Even year later it's still a very funny film for viewers of any age. It's so good, in fact, that your writer, a Scot born and bred, is willing to overlook Mike Myers' dreadful attempt at a Scottish accent.

Is Shrek worth streaming?

It is. Myers' grumpy swamp-dweller is a wonderful comic character, Eddie Murphy as his constantly chattering sidekick Donkey is just on the right side of extremely irritating, and Cameron Diaz is enchanting as Princess Fiona, a royal who's keeping a very big secret. It's packed with almost as many gags as an Airplane! movie and there's a really sweet message about self-acceptance that's delivered rather well without spoiling any of the over-the-top fun. And it has tons of fun mocking fairytale tropes, which it does mercilessly. As Bitch Media says, "turning the fairy-tale genre on its head was a clever, if not totally novel, notion at the time, and Shrek still retains much of its ironic charm 20 years later."

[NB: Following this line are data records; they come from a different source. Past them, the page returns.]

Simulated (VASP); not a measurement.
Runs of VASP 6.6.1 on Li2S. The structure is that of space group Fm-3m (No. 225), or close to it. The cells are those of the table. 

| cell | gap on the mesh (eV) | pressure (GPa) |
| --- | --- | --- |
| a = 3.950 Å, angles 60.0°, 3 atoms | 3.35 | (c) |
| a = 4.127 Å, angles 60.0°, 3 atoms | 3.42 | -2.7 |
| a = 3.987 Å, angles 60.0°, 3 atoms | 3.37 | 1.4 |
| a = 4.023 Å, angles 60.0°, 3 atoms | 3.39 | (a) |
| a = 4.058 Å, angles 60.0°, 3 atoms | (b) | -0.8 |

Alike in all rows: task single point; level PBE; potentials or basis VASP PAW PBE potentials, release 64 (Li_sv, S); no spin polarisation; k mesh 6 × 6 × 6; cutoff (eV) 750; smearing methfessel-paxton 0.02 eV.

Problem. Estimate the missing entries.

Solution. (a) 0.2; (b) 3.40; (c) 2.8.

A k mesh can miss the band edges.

Total Film said that "there's no denying that the monster-as-hero device has 90-odd-minutes worth of entertainment mileage, and the delivery of the story's moral is handled well enough to avoid tweeness". And the Radio Times said: "This animated fantasy comedy from DreamWorks is an irreverent, occasionally scatological fairy tale with state-of-the-art computer-generated images that almost steal a march on Toy Story."

Writing in the UK's Daily Telegraph, novelist Andrew O'Hagan said: "Here is a movie of the times, funny, enjoyable, perfect-looking, and altogether original in a way that might cause us to look again at the meaning of the word." And the London Evening Standard's Andrew Walker said that "Shrek is alive, and with dark, sly and absolutely hilarious irreverence lampooning every once-sacred characteristic of the nursery kingdom." The movie is "a subversive joy."